From Publishers Weekly
Giovinazzo's debut collection of short fiction purports to tell real stories of the crack-ridden inner-city streets, but their combined effect is to repel rather than reveal. Of his 16 tales, all previously unpublished, not one has any but the crudest plotting, scene-building or characterization. In a typical story, "Miss Lonely Has a Date Tonight," a prostitute has sex with her pimp's chauffeur in exchange for a few hits of crack; after suffering rape and physical abuse, she is brutally murdered. In another, "Londa Fries Her Egg," a pregnant crack addict is beaten savagely by her father until she aborts her fetus. Scatological, crudely written and relentlessly sordid, these tales are only for readers stronger in stomach than in discrimination.

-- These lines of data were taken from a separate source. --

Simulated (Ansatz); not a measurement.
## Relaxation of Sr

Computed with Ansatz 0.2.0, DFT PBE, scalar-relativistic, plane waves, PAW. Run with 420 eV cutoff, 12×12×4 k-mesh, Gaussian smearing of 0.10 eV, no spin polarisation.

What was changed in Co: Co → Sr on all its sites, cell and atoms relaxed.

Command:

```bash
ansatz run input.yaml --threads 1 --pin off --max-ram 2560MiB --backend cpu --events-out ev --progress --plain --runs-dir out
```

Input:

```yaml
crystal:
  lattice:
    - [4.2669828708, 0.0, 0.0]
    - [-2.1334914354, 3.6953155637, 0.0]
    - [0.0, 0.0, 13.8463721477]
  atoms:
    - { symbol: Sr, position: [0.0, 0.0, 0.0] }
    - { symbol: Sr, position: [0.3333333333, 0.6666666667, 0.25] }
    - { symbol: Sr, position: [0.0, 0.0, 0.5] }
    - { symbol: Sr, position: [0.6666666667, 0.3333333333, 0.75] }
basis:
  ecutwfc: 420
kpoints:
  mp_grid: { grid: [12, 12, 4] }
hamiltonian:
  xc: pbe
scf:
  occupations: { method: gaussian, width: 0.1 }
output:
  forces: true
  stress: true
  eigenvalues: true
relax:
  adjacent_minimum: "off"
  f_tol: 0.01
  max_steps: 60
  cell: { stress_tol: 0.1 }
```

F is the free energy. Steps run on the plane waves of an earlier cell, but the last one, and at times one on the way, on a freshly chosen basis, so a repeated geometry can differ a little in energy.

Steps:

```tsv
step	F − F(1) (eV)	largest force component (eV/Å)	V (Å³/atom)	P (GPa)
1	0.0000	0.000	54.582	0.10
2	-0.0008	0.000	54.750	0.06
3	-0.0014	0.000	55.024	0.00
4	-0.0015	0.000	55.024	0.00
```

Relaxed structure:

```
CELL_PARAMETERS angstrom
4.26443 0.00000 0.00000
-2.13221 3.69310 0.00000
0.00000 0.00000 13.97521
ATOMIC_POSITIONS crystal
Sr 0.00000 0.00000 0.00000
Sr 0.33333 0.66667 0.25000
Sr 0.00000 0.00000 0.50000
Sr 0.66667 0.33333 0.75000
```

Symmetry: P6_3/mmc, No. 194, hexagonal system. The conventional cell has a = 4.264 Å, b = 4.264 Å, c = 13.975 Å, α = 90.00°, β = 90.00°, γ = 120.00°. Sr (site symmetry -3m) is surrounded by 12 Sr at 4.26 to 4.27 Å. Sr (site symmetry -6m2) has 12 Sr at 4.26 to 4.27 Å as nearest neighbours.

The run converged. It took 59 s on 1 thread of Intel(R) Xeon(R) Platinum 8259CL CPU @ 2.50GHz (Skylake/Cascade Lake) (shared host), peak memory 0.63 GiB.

Copyright 1993 Reed Business Information, Inc.
From Library Journal
Giovinazzo's literary debut is a disturbing collection of vignettes about life on the edge. These are frank, vivid, and relentlessly violent tales of lives circumscribed by poverty and drug addiction. "Londa Fries Her Egg" graphically depicts a crack addict willing to undergo any amount of abuse for the sake of another hit. "Bullets and Brutality" concerns a gang member who hopes to curry favor with a drug dealer by killing a rival and instead finds himself set up. "Bodega Graveyard Shift" involves an immigrant struggling to make it by the rules whose dreams are shattered by a fateful gunshot. Though often substituting shock for art, most of these stories are effective on their own terms, with the best forming a sort of Last Exit to Brooklyn for the 1990s. This collection is recommended for larger collections.